For the demonstration, a large-capacity optical transmission system was built at NICT’s Quantum ICT Collaboration Center using the optical transmission equipment that comprises the open all-photonics network (Open APN)^*3, the proposed network infrastructure for realizing IOWN. The demonstration multiplexed high-speed data signals with two different types of QKD signals, developed by Toshiba and NEC separately, over the same transmission section.

This result shows that QKD networks^*4 can be built on current telecom backbone infrastructure, eliminating the need for dedicated optical fibers for QKD signals. This paves the way for delivering quantum cryptographic communication services to users across wide areas at low cost. As the practical adoption of quantum cryptographic communication advances, it is expected that multiple types of QKD signals will coexist on the same transmission section, to enhance network reliability. The successful multiplexed transmission of two types of QKD signals in the demonstration supports the broader adoption of quantum cryptographic communications and contributes to the realization of a more secure communications infrastructure.

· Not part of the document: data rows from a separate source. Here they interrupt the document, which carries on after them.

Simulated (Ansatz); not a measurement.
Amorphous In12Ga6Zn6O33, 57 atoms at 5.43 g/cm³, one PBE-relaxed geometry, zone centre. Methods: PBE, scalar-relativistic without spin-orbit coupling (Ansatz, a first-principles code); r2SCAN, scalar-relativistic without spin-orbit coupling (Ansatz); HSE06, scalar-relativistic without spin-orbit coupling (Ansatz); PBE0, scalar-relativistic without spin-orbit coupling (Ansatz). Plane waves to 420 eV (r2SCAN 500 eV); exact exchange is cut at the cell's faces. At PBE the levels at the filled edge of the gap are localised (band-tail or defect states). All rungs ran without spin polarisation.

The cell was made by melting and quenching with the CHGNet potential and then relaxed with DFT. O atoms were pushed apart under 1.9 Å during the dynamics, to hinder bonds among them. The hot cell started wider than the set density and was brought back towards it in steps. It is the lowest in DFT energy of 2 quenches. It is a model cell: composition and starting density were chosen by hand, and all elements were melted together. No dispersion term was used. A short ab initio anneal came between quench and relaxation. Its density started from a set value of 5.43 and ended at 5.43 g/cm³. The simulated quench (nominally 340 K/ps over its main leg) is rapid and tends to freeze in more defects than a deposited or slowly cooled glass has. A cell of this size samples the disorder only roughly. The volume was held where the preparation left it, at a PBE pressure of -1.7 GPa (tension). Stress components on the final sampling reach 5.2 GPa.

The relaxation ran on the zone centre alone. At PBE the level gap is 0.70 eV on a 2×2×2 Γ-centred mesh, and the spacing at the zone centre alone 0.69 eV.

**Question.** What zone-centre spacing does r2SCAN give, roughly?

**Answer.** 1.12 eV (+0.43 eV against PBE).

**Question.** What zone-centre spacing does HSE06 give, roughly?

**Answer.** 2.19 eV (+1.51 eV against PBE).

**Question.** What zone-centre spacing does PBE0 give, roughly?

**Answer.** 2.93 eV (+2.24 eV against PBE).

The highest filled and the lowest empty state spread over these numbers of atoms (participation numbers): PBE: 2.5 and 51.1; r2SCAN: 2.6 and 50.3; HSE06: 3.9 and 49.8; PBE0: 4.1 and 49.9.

Part of this research and development was supported by Japan’s Ministry of Internal Affairs and Communications Research and Development of ICT Priority Technology Project (JPMI00316) “R&D for construction of a global quantum cryptography network.”

QKD technology enables information-theoretically secure sharing of encryption keys necessary for cryptographic communications. Security is guaranteed by the principles of quantum mechanics, allowing two communicating parties to securely share keys by reliably detecting any eavesdropping on the transmission line.

Widespread use of encrypted communications using keys shared via QKD technology, and the realization of a safe and secure networked society, requires building QKD networks at the scale of inter-city connections. To deploy such networks, trial environments for potential users are currently being developed, provided, and tested around the world. These environments are built as proprietary infrastructure using dark fiber^*5 to transmit single-photon level QKD signals under ideal conditions, in order to maximize key generation rates, and they are managed under operational rules different from those for optical data transmission networks. However, such dedicated infrastructure requires securing dark fibers and implementing specialized management and maintenance procedures, resulting in high deployment and operational costs. This could limit future expansion of networks and the widespread delivery of services to users.

To deploy QKD networks over wide areas at low cost, an efficient approach is to integrate and multiplex them into optical data transmission networks that are being widely deployed by telecommunications carriers, rather than building a proprietary infrastructure using dedicated dark fibers. In particular, in order to promote QKD services, it is important that they work over IOWN Open APN, which is expected to be the next-generation network infrastructure in the Beyond 5G era.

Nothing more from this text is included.